A photographer needs to lock focus on the subject in order for it to appear sharp in the image, and autofocus is a technology that accomplishes this task… automatically.
DSLRs use an autofocus sensor to analyze the light through the lens and figure out where the subject is located within the frame. You can help out the AF system by choosing a specific focus point and placing that point on the subject.
Different autofocus systems have varying degrees of accuracy. Some cameras are manufactured specifically for landscapes and portraits, and have mediocre autofocus systems.
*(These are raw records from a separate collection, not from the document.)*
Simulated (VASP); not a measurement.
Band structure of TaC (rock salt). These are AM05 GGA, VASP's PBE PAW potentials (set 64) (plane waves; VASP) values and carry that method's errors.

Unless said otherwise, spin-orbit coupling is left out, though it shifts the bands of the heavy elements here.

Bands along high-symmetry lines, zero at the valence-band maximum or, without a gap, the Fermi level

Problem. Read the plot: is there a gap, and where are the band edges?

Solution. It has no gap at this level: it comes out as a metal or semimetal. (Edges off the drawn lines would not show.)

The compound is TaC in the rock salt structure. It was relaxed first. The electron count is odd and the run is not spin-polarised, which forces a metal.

These cameras might “hunt around” for focus in the dark and even fail to achieve focus in some extremely difficult lighting situations. Other cameras are engineered for sports and high speed shooting, and have autofocus systems that work very well even in difficult light. Also with mediocre AF systems, some AF points are less dependable on others. For example the center point may be very accurate but the outside points may have you hunting around for focus. This varies greatly between camera models and manufacturers.
An autofocus system needs a motor in order to adjust the physical elements of the lens. Sometimes this motor is built into the camera. Other times the motor is built into the lens.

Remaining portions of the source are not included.